I think the problem is that the form your exponentials are written in doesn't match the R style. If you read them in as character vectors you can convert them to exponentials if you know they all are exponentials. Use gsub to strip out the "10^(" and the ")", leaving you with the "-4", convert to numeric, then convert back to an exponential. Might not be the fastest way, but it works.
From your example:
df<- data.frame(V1=c("s1","s2","s3","s4"), V2=c("10^(-4)","10^(-4)","10^(-4)","10^(-4)"))
df$V2 <- 10^(as.numeric(gsub("10\\^\\(|\\)", "", df$V2)))
df
# V1 V2
#1 s1 1e-04
#2 s2 1e-04
#3 s3 1e-04
#4 s4 1e-04
Whats happening in detail: gsub("10\\^\\(|\\)", "", df$V2) is substituting 10^( and ) with an empty string (you need to escape the carat and the parentheses), as.numeric() is converting your -4 string into the number -4, then you're just running 10^ on each element of the numeric vector you just made.

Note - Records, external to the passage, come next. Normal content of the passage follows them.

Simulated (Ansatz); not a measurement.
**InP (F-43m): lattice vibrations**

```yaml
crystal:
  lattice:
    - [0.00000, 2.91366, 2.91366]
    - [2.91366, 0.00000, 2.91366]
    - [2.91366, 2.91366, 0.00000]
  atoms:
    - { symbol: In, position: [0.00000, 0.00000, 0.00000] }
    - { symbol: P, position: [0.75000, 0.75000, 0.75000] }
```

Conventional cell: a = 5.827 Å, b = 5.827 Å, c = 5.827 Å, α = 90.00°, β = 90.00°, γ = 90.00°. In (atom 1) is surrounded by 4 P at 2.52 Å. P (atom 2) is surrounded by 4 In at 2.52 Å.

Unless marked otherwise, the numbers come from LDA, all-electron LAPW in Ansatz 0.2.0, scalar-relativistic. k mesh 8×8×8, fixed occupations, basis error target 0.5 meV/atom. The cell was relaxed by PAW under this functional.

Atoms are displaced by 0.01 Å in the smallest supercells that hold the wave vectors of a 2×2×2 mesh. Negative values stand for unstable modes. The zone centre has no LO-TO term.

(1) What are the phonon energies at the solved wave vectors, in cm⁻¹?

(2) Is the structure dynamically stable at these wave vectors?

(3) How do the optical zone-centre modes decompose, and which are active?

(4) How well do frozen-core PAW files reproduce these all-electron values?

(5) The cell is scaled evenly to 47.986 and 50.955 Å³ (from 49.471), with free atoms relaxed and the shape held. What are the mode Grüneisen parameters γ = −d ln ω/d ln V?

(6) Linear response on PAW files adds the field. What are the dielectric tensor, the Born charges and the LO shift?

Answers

If you read in your data.frame with stringsAsFactors=FALSE, the column in question should come in as a character vector, in which case you can simply do:
transform(df, V2=eval(parse(text=V2)))
You could use readLines to first load in the data and do all the operations required and then use read.table with textConnection as follows:
tt <- readLines("~/tmp.txt")
tt <- gsub("10\\^\\((.*)\\)$", "1e\\1", tt)
read.table(textConnection(tt), sep="\t", header=TRUE, stringsAsFactors=FALSE)
V1 V2
1 s1 1e-04
2 s2 1e-04
3 s3 1e-04
4 s4 1e-04